It seems unlikely that religion first arose to address any of these problems. Important though they are, all are social functions. Thus the moral function of religion emerged in the more complex societies following the Agricultural Revolution. When religion first evolved, it likely emerged because of the Darwinian advantages to individuals.

So how did early religions help our ancestors to cheat death or raise more offspring? As to survival: religious practices can reduce stress thereby improving health and helping people live longer healthier lives (2). What about reproductive success? Successful modern religions promote family life and encourage fertility. Whether they would have had the same consequences in the remote past is less clear.

More religious people do produce larger families. In part, that is because they stick with practices that less religious people have abandoned. They are more likely to get married, for example, and women are more likely to be full time homemakers. Conservative religious people are less likely to use effective modern birth control methods.

The tone of most religions is, and always has been, pro-family and pro-childbearing because the reproductive success of members translates into the success of the religion by swelling congregations. Conversely, religions that reject sexuality and reduce fertility, such as the Shakers, steadily lose members and die out – a clear case of natural selection at work.

Whether religion affected fertility amongst hunter-gatherers is difficult to say. Indigenous people are generally not religious zealots but none are completely lacking in religiosity either. Indeed, religious rituals are inseparable from other aspects of their daily lives. So it is virtually impossible to know whether religious practices have any impact on fertility independently of other aspects of the forager lifestyle. The case for fertility enhancement by religion is thus far weaker for ancestral humans than it is for modern people.

Fertility enhancement is not a compelling explanation for the emergence of religion amongst our forager ancestors. So what about the alternative view that religion evolved because it helped our ancestors to deal with psychological stress thus favoring health and longevity?

Religion as Stress Reduction

The stress theory of religion is well illustrated by Malinowski's research on protective rituals performed by Trobriand Islanders before going fishing. These rituals were performed only before venturing into rough waters outside the reefs, and never before fishing in the calm waters of the lagoon.
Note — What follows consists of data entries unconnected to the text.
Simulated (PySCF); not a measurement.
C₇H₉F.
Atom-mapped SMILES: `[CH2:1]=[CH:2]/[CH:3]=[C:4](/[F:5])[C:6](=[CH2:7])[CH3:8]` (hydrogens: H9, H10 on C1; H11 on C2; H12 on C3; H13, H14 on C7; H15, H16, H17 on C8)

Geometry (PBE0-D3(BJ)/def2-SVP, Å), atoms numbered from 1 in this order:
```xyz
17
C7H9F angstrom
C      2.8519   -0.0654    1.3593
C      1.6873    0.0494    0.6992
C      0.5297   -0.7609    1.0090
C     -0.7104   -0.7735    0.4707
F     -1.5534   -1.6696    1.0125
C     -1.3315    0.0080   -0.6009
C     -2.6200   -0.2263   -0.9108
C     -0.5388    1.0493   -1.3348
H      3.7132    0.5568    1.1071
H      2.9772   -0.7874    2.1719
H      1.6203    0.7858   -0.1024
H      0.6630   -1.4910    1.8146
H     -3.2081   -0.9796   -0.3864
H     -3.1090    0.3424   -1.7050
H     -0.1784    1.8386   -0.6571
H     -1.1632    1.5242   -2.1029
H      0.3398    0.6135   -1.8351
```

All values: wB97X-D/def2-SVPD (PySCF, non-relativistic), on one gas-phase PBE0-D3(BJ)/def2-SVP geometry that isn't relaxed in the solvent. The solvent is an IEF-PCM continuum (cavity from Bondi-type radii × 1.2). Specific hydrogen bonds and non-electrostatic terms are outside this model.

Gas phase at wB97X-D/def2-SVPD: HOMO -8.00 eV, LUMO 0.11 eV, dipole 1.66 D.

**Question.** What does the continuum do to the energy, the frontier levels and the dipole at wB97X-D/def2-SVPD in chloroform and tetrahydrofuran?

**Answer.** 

Research shows that religious rituals (and secular meditation) reduce physiological arousal that is thought to provide health benefits such as reduced blood pressure. The magnitude of any such health benefit is a matter of ongoing controversy with different studies showing benefits that range from very large to nothing.

Even if the health benefits are negligible, religious rituals can be maintained if they help people to feel better about their lives. By analogy, people who feel badly about their lives often purchase a lottery ticket to improve their mood. Objectively, this seems like a waste of money but it works well enough at at an emotional level that playing the lottery is actually addictive.

Not all rituals are calming, either, and some involve pain or self-denial. Religious services may frighten children with the threat of hellfire in an afterlife, presumably in an effort to induce moral behavior. In societies that practice witchcraft, there is a constant fear of malicious spells but such problems may reflect conflict amongst clans. Such supernatural conflict may be less costly than physical aggression.

On balance, it seems reasonable to assume that religious rituals and associated beliefs helped people to confront the ever-present anxieties of living in a dangerous and uncertain world, making for greater equanimity in the face of misfortunes, and improved health. This is the only function of religion that can account for its emergence amongst our foraging ancestors.